As quarantines and lockdowns are starting to slowly end around the world, people are returning to theaters to experience films the way they were meant to be – with gigantic screens, surround sound, expensive refreshments, and appropriate seating to keep others separated. Just in case. For cinephiles and casual movie goers alike, we’re finally able to get back into our passions, immersing ourselves in the highs and lows of cinema once again. Together.
For this humble schmoe, my first foray back to the multiplex resulted in taking a long-awaited gander at A Quiet Place Part II (2020); the delayed, highly anticipated, lean and mean sequel to the major sleeper hit of 2018. Once again, silence is survival and an exceptional premise brought to its proverbial limit and beyond by The Office alum John Krasinski, as he directs, writes, and acts in a terrifying and intense continuation with thrills, chills, and even a bit of heart.
Starting where the first film left off, after discovering a weakness of the blind alien creatures that mercilessly wiped out a majority of the population, the remaining members of the Abbott family; Evelyn, Regan, and Marcus (Emily Blint, Millicent Simmonds, and Noah Jupe) take their newborn baby and leave their destroyed, isolated home, venturing out beyond their marked borders. As the clan travels into the vast unknown of the decimated county, they soon discover that the menacing creatures aren’t the only deadly threats to their dwindling chances of survival.

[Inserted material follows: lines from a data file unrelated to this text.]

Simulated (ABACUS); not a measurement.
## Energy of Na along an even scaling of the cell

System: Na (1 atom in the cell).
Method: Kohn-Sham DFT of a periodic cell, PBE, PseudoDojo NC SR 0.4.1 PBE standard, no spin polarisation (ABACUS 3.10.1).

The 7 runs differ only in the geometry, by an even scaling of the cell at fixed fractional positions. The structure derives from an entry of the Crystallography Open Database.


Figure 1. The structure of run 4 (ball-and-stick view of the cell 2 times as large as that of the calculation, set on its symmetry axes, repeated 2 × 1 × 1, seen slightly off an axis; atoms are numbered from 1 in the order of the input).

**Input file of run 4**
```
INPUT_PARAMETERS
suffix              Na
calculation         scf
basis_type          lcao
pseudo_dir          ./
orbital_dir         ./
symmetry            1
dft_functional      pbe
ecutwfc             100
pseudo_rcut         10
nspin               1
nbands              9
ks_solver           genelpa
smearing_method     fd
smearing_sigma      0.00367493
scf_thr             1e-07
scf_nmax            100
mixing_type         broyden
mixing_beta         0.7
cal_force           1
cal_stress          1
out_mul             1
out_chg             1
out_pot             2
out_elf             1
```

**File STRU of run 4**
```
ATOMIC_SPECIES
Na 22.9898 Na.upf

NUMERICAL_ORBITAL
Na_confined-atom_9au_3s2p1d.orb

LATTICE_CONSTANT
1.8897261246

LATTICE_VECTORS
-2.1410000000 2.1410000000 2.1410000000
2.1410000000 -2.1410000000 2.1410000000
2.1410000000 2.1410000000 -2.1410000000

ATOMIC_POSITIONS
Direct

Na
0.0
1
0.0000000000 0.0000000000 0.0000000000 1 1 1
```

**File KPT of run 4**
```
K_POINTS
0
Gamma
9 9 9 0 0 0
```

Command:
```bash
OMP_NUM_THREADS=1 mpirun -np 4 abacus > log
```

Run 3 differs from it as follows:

First off, let’s talk about the “quiet” element of the film. Krasinski utilizes this aspect to a masterful degree, focusing on every sound from nearly every person, object, and thing, raising our awareness on what causes too much noise from basically everything under the sun. With this execution, we as an audience become as watchful, weary, and anxious over what could draw the vicious creatures out of hiding as much as the characters. Plus this completely amplifies the tone, scares, and tension to an insane, nerve shattering level. I swear if the Oscars recognized horror films more often, this would’ve been a shoe-in for best sound mixing and editing. And if that wasn’t great enough, along with the aforementioned sound, there’s also the looming and sensational score by Marco Beltrami that acts as a surprising and connected companion piece to the film, coming in and out with stellar and emotional precision. Phenomenal work.
Secondly, It’s also worth mentioning that Krasinski expertly pushes the boundaries of the PG-13 rating, servicing up some truly messed up moments that rivals quite a few rated R horror films that have more leeway with violence and gore. Here, less may be shown, but what’s onscreen is wildly kinetic and supremely nasty. There’s always been a lively debate in the horror community where horrorhounds degrade and marginalize PG-13 films, stating that they can’t compete with rated R fares because of their set rules with blood. Let this be another example on why that’s not the case, as this film proves that a lower rating doesn’t necessarily mean lesser impact or quality in scary movies when done the right way.
Also, Krasinski joins other actors-turned-directors such as Denzel Washington, Ben Affleck, Regina King, and even Dave Franco in graciously understanding the notion of focusing on his actor’s portrayals. Plenty of shots and scenes were primarily aimed on the players, and JK trusts them to do their jobs well. While this sequel is hugely expansive in scope, it never sacrifices that personal intimacy established by its predecessor. If anything, it greatly enhances it. This, of course, leads to the performances, which this baby doesn’t skimp on with strong showings all around from Blunt, Simmonds, and Jupe. The top-notch casting of chameleon Cilian Murphy as tortured, dutiful Emmett was also an inspired choice as well. Plus the indomitable Djimon Hansuou shows up in a smaller but significant role which is always a treat to witness. Both of these actors are at home in humanistic or apocalyptic stories so they fit this like a glove.
However, the leader of the pack goes to the young Millicent Simmonds as Regan Abbott. Her role was expanded this time around, with Krasinski shooting a few moments from her deaf perspective. Since the actress is deaf in real life, this added another layer to the fear and terror of those scenes, and showcased the struggles and bravery Regan possessed, which Simmonds brought to the forefront in a big way. She effectively developed her character and represented the deaf community all in one fail swoop. Hopefully we’ll see more from this kid in the future because she definitely has the chops, and held her own next to these seasoned actors.
As with the first film, my only miniscule negative was just wanting a bit more from the story. Hopefully down the line another sequel will undoubtedly remedy this because there’s definitely more to tell here. And I don’t believe I’m alone in wanting to return to a quiet place either. As it stands, this silenced tale of dystopian escapism is exactly what the doctor ordered. Especially with the return to the cineplex after so very very long. If anything, the big screen presentation as well as Krasinski’s style of directing emphatically brought up the spectacle and chills of this sequel in an insurmountable way.
While it may take some mulling over to determine if this is on par or surpasses the original, there’s no denying that Krasinski is proving very quickly to be a talented writer/director who knows how to tell a compelling and suspenseful story, filled with jolts, scares, hope, and humanity, even in the worst of circumstances. I can’t wait to see what he comes up with next in this series. Unlike most, I’m sure it won’t go out with a bang, but with a brilliant hush. Pun intended.